More must be done to protect the Jersey Shore
At long last, the U.S. Army Corps of Engineers and New Jersey are starting work on a comprehensive back bay flooding plan, but they are lumbering along waiting for bags of cash from the federal government and thinking about work as though they have the luxury of time on their side.
They don’t. The winter and spring storm seasons are just ahead, and damage bills will be piling up. Even some high tides send bay water sloshing into streets, homes, and businesses. If there’s another extreme weather event like Hurricane Sandy of 2012, the state could be devastated once again.
The lesson of Sandy should have been that any damage that can be prevented should be.
But at a recent public meeting on the overarching study, the Army Corps said the plan could take three years to develop. Bay dwellers shouldn’t have to wait for the federal government to come back with a full-blown plan when there are precautions that can and should be accelerated now.

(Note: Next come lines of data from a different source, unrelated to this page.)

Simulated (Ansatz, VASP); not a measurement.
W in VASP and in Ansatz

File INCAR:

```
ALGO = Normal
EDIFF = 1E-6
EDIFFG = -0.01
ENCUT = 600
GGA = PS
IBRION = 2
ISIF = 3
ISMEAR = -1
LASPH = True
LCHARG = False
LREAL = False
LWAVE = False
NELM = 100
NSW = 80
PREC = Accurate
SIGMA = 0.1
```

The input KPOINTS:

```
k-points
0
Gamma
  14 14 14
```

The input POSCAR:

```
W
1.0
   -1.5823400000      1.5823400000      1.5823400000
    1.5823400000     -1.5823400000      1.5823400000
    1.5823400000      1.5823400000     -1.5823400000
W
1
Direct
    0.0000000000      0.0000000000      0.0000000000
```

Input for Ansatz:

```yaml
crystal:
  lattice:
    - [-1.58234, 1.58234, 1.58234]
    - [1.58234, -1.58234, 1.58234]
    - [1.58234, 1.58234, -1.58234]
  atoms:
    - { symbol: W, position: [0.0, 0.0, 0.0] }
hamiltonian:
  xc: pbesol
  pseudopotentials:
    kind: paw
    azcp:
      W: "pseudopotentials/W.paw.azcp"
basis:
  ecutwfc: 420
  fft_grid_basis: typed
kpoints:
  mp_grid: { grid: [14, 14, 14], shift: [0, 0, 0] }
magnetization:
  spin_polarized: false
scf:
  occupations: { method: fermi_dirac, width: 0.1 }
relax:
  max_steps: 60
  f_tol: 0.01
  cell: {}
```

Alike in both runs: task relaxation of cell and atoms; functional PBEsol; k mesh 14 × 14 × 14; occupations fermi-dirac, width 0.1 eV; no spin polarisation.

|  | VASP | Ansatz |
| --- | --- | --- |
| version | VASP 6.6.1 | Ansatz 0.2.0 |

Environmentalists have long recommended building more wetlands to soak up storm surges and tidal flooding.
The smart planning group, NJ Future, says the state can create a conservation zone along the shore, where it would limit development. That’s a good idea, because it is already hard enough to protect existing structures.
The state and towns should upgrade building and zoning codes with an eye toward resilience, and stop coddling developers who don’t want to invest in safer structures.
The state and towns should insist that new bulkheads are high enough to withstand storm surges as well as increased flooding. Even a moderate rain can send water levels high enough to cause problems.
Towns have to build better drainage systems. Antique storm sewer systems are partly to blame for so much of the bayside flooding along the Jersey Shore.
These good ideas and others have been swamped by Gov. Christie, who has been an on-again and off-again climate change denier, depending which office he was seeking. But the good news for beach lovers is that Christie will be out of office in 2018.
For too long, back bay areas have been ignored, and yet those areas contain the highest density of year-round residents.
By 2050, the mean high water line along the coast is projected to rise 18 inches. There just might be enough time to stop new building, protect existing structures, and even let some buildings in the most flood-prone areas return to nature.
Waiting for the federal government, soon to be controlled by President-elect Donald Trump, a climate change denier who is hostile to protecting natural resources, is pure folly. New Jersey must rely on its own wealth of talent and knowledge of the shoreline to protect itself.